I've been tinkering with an idea for years now. It is steeped in the all-encompassing and seemingly ineffable topic that seems to be the premise of
Freedom in Familiarity. The
familiar is rooted in the
family, the oldest tribe. And as the family takes a back seat in the formation of humanity's perception of what is and what should be, the familiar takes over. Jeanee and Chris strike many of the same notes in their posts here on the blog. I call it
New Tribalism. The essential questions are those of identity, familiarity, and the deeper syntax of our activities. Perhaps the largest lesson to date is history, where we have catgalogued the transformation of these aspects across various cultures, economic ages, and social revolutions. From the problems we now face in mass media, consumerism and sprawl, and a lack of relevancy in education, we readily draw parallels to global industrialization of previous centuries. There is abundant connective tissue in the realms of production, advertising, product identity, personal identity, illusions of media, the urge to blindly believe and follow our 'leaders', etc. We tend to draw the line at Industrialism, forgetting that the forerunner to the Industrial Revolution was the printing press, an inescapable link to the middle ages that acts like a wormhole, skipping past the Scientific Enlightenment of the Rennaissance (which is possibly the birth of mass Capitalism), industrial booms, and failed revolts of Communism, straight to our current dilemmas in the so-called Age of Information. (See Frank Lloyd Wright's 'The Art and Craft of the Machine' in
Prairie Architecture)
To take it further, when we examine the middle ages in terms of the identity of the individual, the question arises: "How did the identity of these masses of people end up under the complete control of a few wealthy land-owners and religious leaders?" Is it really much different now? I argue that the majority of American population is still counted and exploited like so many head of cattle. The answer to the question of domination lies in the transformation of human settlement, from the fallen ages of empire and conquest which brought about the middle ages back through the pre-imperial nation-states, the chieftains of the metal ages, the earliest domestic tribes and their cult of the female and fertility, and finally to the hunter-gatherers, paleolithic man, and even to the animal kingdom and our ongoing speculations over evolution, if you wish. Somewhere in that massive history, there are turning points from idyllic societies to societies of domination, exploitation, and enslavement. This goes far beyond the physical limits of the body, possessions, and even the rights of action. It has always been about identity.

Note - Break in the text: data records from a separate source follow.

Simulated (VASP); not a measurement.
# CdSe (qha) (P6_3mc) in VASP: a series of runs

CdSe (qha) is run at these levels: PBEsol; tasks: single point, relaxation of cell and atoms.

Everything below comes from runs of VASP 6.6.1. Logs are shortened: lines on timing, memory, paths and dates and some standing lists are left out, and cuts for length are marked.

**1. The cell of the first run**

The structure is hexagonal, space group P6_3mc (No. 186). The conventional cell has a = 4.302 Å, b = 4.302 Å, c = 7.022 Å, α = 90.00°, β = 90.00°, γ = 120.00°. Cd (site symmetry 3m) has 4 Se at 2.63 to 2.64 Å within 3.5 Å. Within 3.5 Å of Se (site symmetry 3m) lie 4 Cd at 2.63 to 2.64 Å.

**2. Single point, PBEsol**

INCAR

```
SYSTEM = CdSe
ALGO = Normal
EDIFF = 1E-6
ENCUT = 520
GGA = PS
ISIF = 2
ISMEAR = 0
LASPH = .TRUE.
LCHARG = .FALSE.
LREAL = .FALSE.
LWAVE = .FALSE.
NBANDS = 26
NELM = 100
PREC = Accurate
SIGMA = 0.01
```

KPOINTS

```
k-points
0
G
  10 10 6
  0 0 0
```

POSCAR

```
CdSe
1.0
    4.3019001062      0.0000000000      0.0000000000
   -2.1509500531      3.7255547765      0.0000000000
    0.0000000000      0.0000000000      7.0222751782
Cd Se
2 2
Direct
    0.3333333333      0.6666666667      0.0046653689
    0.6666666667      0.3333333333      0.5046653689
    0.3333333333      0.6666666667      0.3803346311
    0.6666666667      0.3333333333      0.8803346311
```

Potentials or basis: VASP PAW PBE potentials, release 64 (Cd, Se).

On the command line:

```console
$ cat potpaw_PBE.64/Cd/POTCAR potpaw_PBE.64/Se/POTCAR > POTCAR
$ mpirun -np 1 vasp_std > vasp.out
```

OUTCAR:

I can't even begin to answer it all here. It may be a life's work. I want to hear the ideas and opinions of everyone who reads this. We are all engaging in New Tribalism: you have already been initiated by your eyes and your active comprehension of my words and those of so many others. When Mankind banded together and formed settlements, the tendency of individuation and self-referential mentality was born. It was only a seed and it has been transformed in so many ways. Identity is an active mode of perception, wherein the part is separated form the whole. Nomadic hunter-gatherers moved their settlements with the changing environment. They had not reached a place of total identity, in which we find stability. The first village settlements abandoned the embedded identity of displacement and subjective existence, seeing strength, stability, and objective identity in a stretch of unmoving earth. There is a certain inherent violence in this act and we have lost our delicate control over the process.
For the vast majority, the identity of the self and the world is shaped and controlled by others. It is actually a small fraction of humanity that consciously questions the nature of identity. But the newly connected population of the world engages in the question as a subconscious act of subversion (see Michel de Certeau's
The Practice of Everyday Life) in the active and selective creation of new communities, virtual spaces, unhindered discourses, new tribes, New Tribalism. My proposal involves bringing these virtual domains back into the real world, back to the communal stretch of unmoving earth. I feel that this needs to happen to selectively affirm the virtual domain by way of an investment real human energy in the corporeal world. Most virtual communities are nomadic and the individual is able to participate on a whim wihtout exerting any real effort or sacrifice. There is rarely a sense of solidarity, support, and dedication unless those involved are also taking part in an actual physical community as well. Others will have different proposals. I am posing the question now to all of you out there:
What is your New Tribalism and can it/how can it be be used to repossess the self, production, synergy, and the perception of existence?